You guys don’t want it with Hov – NOOOOO!


Running off to see Dirty Projectors, but wanted to throw this out into the ether before I forgot about. Somehow missed this piece last week on FPBlog that places The Game’s beef with Jay-Z into the context of global power relations and American foreign policy. It’s a detailed and intelligent analysis, even if I think it overestimates Jay’s ability to hold back from responding to those unworthy of his attention (see: Dig a Hole off Kingdom Come. Actually, just ignore Kingdom Come altogether)

Regardless, it’s worth a read. More thoughts on this later.

FP Blog: Jay-Z vs. The Game

FP Blog: Debating Jay-Z’s Hegemony


14 responses to “You guys don’t want it with Hov – NOOOOO!

  1. I feel as if The Game can only thrive when he is beefing with some other artist. As if its the only way he can truly garner any attention to his work. But then again, I don’t pay much attention to him at the best of times.

    And just to add this note: Beyonce’s I AM… tour > Kanye’s Glow in the Dark tour.

  2. Aw man…really? The cheapest tickets here in the nosebleeds were only 25$ but for some reason I didn’t go – no one to go with, I guess. Or residual shame at my total adoration of her shtick. My loss, I guess.

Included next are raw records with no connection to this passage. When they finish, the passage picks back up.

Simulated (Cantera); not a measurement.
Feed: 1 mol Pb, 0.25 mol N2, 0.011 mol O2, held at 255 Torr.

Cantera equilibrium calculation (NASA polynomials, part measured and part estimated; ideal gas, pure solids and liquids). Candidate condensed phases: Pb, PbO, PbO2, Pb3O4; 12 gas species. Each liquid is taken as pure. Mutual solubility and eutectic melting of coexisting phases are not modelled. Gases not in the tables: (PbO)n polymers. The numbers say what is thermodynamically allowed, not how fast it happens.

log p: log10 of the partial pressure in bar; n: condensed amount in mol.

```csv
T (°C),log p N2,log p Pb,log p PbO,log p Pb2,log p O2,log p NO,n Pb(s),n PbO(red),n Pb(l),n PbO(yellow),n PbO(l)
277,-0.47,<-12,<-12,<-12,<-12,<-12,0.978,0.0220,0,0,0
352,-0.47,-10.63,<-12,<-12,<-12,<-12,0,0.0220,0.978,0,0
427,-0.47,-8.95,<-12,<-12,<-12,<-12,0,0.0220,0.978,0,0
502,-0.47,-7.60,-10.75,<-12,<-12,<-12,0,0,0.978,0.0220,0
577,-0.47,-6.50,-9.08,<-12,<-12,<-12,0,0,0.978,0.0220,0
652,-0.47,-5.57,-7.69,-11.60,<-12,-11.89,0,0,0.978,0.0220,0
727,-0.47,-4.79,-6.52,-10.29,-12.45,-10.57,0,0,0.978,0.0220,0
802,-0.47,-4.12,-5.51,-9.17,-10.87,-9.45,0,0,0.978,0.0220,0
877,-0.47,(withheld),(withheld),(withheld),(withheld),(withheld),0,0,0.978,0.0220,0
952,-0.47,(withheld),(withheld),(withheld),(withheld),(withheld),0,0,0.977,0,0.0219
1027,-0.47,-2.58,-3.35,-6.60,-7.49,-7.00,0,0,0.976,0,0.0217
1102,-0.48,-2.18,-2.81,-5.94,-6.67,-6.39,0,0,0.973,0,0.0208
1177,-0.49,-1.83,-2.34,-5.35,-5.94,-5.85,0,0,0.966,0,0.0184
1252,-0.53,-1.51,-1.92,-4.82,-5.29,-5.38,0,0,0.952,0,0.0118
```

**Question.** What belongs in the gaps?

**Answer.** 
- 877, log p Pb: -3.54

  3. I listened to Kingdom Come the other day, and I kind of really love the intro track. What a gorgeous beat. Too bad the album drops off drastically after that.

  4. I mean, I (and most people, I feel) overstress the awfulness of Kingdom Come just because of context. There were some v. serviceable tracks on there. ‘Kingdom Come’ and ‘Lost Ones’ weren’t awful. 30 Something was an interesting IDEA even if the track blew.

    But it was the Return of Hov. And after the Black Album, which was above-average Jay AND a year-long retirement party, the guy who brags “can’t leave rap alone / the game needs me” should…well, produce a fucking tidal wave with his comeback. With a title like Kingdom Come he needed to be Jesus AND Superman AND the donkey they rode in on. He needed something with the combined cultural impact of ‘Dirt Off Your Shoulders’ and ’99 Problems’. KC wasn’t it. Nor was American Gangster, even though that album was good enough for us to pretend like he was back on form.

  5. I mean…even “Run This Town”…I dunno. Need to listen to it for a few days before I write it off. But if he doesn’t have any more “The Ruler’s Back”s in him, I’ll be sad. The Blueprint 3 is going to be an exercise in tempering expectations.

  6. I like “Run This Town” more than “D.O.A.” for the simple fact that Jay sounds more invigorated here, trying out a more twisty, elaborate flow, something he’s abandoned post “Diamonds Remix,” I feel. The thing is, in the past he didn’t need to affect his voice like this (and let’s admit it, his voice is a little strained here) in order to play with a more complicated flow—that’s just how he used to rap, and it was effortless, too.

    I’m not sure how much I like “Run This Town” yet, but it’s an improvement on “D.O.A.” and Kanye drops one of his ’04-styled comedic verses which I love from the guy. The beat feels very post-808s too.

    Also, I think The Black Album just gets better and better as we move farther away from its release. It was probably the last time Jay was rapping his ass off, and doing it over truly memorable beats.

  7. Yeah. I was listening to it this evening, and even Change Clothes, which I recall people abhorring as a pop radio single is something special. I never really got into Threat or Allure, but otherwise it’s golden. THAT felt like an event.

    Do rap albums ever feel like events anymore? Kanye excepted, since Graduation did, I guess.

  8. And ‘strained’ is the perfect word. In terms of meter and rhythm and internal rhyme structures Run This Town is approaching old-school Jay verses, but it feels meticulously constructed, as though you can HEAR the effort he is putting into it. Half of Jay-Z’s oft-mentioned swagger came from how incredibly effortless he made his raps feel.

  9. 808s and Heartbreak, Tha Carter III, and Paper Trail all felt like events for me. I haven’t listened to any of them all the way through. Maybe a lot of things feel like events for me.

  10. I’ll give you Tha Carter III, for sure, even though it was spotty. As much as I love 808s, I don’t necessarily think it was a cultural behemoth the way The Blueprint was. Paper Trail, a slew of pretty good singles aside, barely registered as an album in the public consciousness. King probably came closer to “event”, no?

  11. I honestly learned about King when I was reading end-of-year stuff on Pitchfork. Should I care about Fabolous?

  12. King = T.I. Fabolous is…goofy but inessential, best used as decoration on tracks by Ryan Leslie and The-Dream.

  13. So the TI albums in order:

    – King
    – The Blueprint
    – Paper Trail
    – Fabolous

  14. You’re just purposely fucking with me now.